(Originally posted 2007-03-20.)
I guess I must be part of the “ungrateful peasant” generation of computer geeks…
I never really liked FORTRAN. And now John Backus who led the team that developed it is dead.
For me the elegance of other languages biased my view – but that’s to miss the point: FORTRAN preceded them. And with all such pioneers elegance of form is often lacking.
I did have some practical acquaintance with FORTRAN: In 1984, when doing my final year Physics project I used it to do the “heavy lifting” (and an Acorn Atom to do the graphical lightweight display stuff). UCL at that time had a licence for the NAG set of mathematical libraries. As my project involved numerical integrations to solve Schrödinger’s Equation (in only 1 dimension) I turned to the NAG libraries. To use them I had to use FORTRAN. My practical experience of programming at that time had, to be fair, consisted of a mixture of Z80 Assembler, BASIC, and a home-grown programming language at “gap year” employer. So I think I had a reasonable view.

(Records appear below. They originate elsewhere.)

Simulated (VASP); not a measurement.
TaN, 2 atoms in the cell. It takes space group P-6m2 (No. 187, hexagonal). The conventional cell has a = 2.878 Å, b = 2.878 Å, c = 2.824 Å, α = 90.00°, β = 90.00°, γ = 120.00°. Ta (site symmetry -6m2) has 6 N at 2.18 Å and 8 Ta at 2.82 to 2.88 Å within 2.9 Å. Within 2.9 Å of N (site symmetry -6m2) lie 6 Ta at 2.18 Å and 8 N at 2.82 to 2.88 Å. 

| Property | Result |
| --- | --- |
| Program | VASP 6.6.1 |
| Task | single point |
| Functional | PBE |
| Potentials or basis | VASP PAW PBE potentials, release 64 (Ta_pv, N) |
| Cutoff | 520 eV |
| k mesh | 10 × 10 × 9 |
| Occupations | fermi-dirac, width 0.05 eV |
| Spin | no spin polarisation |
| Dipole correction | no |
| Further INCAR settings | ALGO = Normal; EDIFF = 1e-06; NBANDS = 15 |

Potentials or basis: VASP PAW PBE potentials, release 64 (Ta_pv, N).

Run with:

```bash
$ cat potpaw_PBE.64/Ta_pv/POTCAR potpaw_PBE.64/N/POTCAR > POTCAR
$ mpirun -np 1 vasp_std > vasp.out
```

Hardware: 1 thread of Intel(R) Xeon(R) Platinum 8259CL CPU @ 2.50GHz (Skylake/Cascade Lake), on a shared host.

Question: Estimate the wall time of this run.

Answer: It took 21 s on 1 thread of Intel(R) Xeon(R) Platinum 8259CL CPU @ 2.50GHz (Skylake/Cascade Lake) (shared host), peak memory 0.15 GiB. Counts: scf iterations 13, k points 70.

And that view, whether reasonable or not, was that FORTRAN was frustratingly restrictive, even by the standards of Assembly languages. But you could get much more done with FORTRAN than with Assembler more quickly. I expect one could’ve called the NAG routines from Assembler – but that would’ve been even more work.
So, I think FORTRAN gets a lot of stick. But it’s reasonable to suppose that all the other more elegant languages depended on the pioneer step that was FORTRAN.
Now, does anyone remember using FORTRAN (or even Assembler) on the 3090 Vector Facility? I think maybe 1 or 2 IBM customers in the UK did – but they weren’t in my “social circle” of customers I called on. The legacy today of the Vector Facility is a very large number of reserved opcodes, though I suspect we’re starting to use those now for other things. Does anyone know?